Critical Race Theory Bans are Making Teaching Much Harder
This year, American history might look different in Iowa classrooms.
In early June, Gov. Kim Reynolds (R) signed a bill that restricts what teachers can teach in K-12 schools and at public universities, particularly when it comes to sexism and racism. It bans 10 concepts that Republican legislators define as “divisive,” including the idea that “one race or sex is superior to another,” that members of a particular race are inherently inclined to oppress others, and that “the U.S. and Iowa are fundamentally racist or sexist.”
The law, which is already in effect, has sparked confusion and distress among educators, some of whom say it is so broad and the language so ambiguous, they fear they might face consequences for even broaching nuanced conversations about racism and sexism in the context of US history.
“Teachers need to know what the legislation means for us, and they have been asking, ‘Is the district going to support us and have our back?’” Monique Cottman, who’s taught elementary school and middle school for 15 years in the state, told Vox.

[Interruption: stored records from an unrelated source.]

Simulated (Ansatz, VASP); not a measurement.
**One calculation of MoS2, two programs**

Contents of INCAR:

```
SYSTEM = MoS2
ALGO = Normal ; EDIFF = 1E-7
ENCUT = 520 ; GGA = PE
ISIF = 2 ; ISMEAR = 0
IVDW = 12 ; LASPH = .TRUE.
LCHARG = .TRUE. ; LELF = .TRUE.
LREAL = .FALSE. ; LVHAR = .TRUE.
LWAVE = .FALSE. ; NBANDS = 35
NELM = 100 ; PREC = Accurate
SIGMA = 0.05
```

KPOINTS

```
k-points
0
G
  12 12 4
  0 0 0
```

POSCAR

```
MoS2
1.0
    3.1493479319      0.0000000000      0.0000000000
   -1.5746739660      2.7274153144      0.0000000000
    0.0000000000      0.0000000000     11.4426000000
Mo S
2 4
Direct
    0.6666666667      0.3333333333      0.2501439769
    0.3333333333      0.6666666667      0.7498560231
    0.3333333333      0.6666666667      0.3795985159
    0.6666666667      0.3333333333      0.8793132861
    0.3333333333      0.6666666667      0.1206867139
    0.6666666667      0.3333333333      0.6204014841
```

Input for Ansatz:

Cottman is a teacher leader with the Iowa City Community School District, a role that requires her to regularly coach about 50 teachers on classroom instruction strategies, curriculums, and lesson plans. This year, it involves the added work of creating a comprehensive list of FAQs for teachers about the new Iowa law — because there are a lot of questions.
Since at least 2014, when students went to the school board to demand an ethnic studies course, Cottman and other teachers in the district have worked to make anti-racism part of the curriculum, but with the new law, a lot of the momentum they have built has been undercut. “Teachers who would have thought about me last year aren’t listening to teachers like me at all because of fear,” she said.
Cottman isn’t alone in her predicament. Educators across the country are figuring out how to navigate laws like Iowa’s that have turned anti-racist education — often lumped together under the catchall term “critical race theory,” an academic framework scholars use to analyze how racism is endemic to US institutions — into a boogeyman. While critical race theory opponents fear that the framework places blame for inequality on all white people, proponents argue that their goal is to use the lens to identify systemic oppression and eradicate it. Educators who want to teach with an eye toward anti-racism say that their lessons simply reflect an honest history of the country’s founding and development — including the contributions of and the discrimination against marginalized people — which has traditionally been glossed over in textbooks and curriculums.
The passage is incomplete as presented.